Re: Converting EBCDIC to Unicode

From: Markus Scherer (markus.scherer@jtcsv.com)
Date: Tue Feb 11 2003 - 11:46:32 EST

Next message: Carl W. Brown: "RE: Converting EBCDIC to Unicode"

Previous message: Doug Ewell: "Re: Glyph of Pipeline Characters ?"
In reply to: Doug Ewell: "Re: Converting EBCDIC to Unicode"
Next in thread: Doug Ewell: "Re: Converting EBCDIC to Unicode"
Reply: Doug Ewell: "Re: Converting EBCDIC to Unicode"
Reply: Carl W. Brown: "RE: Converting EBCDIC to Unicode"
Messages sorted by: [ date ] [ thread ] [ subject ] [ author ] [ attachment ]
Mail actions: [ respond to this message ] [ mail a new topic ]

Doug Ewell wrote:
> SRIDHARAN Aravind <ASridharan at covansys dot com> wrote:
>>How to convert EBCDIC data into Unicode?
>
> There are informative mapping tables available at:
>
> http://www.unicode.org/Public/MAPPINGS/VENDORS/MICSFT/EBCDIC/

There are also various places where IBM publishes EBCDIC<->Unicode conversion tables.
In ICU's .ucm format, or in UTR #22 XML format, you can find them at
http://oss.software.ibm.com/icu/charset/

You can use ICU to perform the conversion: http://oss.software.ibm.com/icu/userguide/conversion.html

> You need to know which EBCDIC variant (code page) you are converting
> from. There are dozens.

Yes - in IBM parlance, you will need to identify which CCSID is used. For some CCSIDs, there are
multiple Unicode conversion tables, but this is less common with EBCDIC CCSIDs. ICU has an API
function ucnv_openCCSID(): http://oss.software.ibm.com/icu/apiref/ucnv_8h.html#a55

> They are all the same in the A-Z, a-z, and 0-9
> ranges, but beyond that they can differ substantially.

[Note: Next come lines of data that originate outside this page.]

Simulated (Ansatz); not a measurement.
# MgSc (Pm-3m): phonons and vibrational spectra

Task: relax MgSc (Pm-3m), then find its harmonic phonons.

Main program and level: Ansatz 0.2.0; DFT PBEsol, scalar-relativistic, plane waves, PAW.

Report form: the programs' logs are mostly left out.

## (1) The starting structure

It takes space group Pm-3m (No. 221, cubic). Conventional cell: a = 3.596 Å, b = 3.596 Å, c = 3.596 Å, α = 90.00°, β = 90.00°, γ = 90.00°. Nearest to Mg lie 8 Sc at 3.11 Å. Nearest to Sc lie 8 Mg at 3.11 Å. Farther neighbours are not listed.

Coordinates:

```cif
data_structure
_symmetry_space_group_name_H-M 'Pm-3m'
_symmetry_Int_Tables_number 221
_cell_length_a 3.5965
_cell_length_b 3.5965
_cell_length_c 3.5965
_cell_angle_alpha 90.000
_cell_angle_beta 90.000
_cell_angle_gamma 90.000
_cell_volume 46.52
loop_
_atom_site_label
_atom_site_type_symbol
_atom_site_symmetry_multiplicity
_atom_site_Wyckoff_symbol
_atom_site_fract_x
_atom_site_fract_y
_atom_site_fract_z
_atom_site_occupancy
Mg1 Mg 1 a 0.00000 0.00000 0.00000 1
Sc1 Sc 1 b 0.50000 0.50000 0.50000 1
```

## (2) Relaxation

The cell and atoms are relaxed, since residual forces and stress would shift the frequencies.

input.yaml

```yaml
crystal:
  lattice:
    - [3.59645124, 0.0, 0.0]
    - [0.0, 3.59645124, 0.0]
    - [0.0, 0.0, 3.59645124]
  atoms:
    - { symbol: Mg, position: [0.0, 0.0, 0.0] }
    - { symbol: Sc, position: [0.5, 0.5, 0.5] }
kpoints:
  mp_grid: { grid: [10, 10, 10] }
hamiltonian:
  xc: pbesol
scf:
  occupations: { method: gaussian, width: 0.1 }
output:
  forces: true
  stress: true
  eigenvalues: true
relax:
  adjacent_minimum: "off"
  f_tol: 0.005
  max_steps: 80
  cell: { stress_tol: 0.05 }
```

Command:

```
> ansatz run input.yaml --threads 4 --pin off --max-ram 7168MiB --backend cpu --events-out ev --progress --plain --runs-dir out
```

There are some more characters that have the same codes in most EBCDIC codepages, but there are also
some where the Latin letters are not all present. (I think some old Japanese EBCDIC codepages
replace small Latin letters with Katakana ones.)

markus

> If you don't find the mapping table you are looking for, I can probably
> dig it up or reconstruct it.
>
> -Doug Ewell
> Fullerton, California

-- 
Opinions expressed here may not reflect my company's positions unless otherwise noted.

Next message: Carl W. Brown: "RE: Converting EBCDIC to Unicode"
Previous message: Doug Ewell: "Re: Glyph of Pipeline Characters ?"
In reply to: Doug Ewell: "Re: Converting EBCDIC to Unicode"
Next in thread: Doug Ewell: "Re: Converting EBCDIC to Unicode"
Reply: Doug Ewell: "Re: Converting EBCDIC to Unicode"
Reply: Carl W. Brown: "RE: Converting EBCDIC to Unicode"
Messages sorted by: [ date ] [ thread ] [ subject ] [ author ] [ attachment ]
Mail actions: [ respond to this message ] [ mail a new topic ]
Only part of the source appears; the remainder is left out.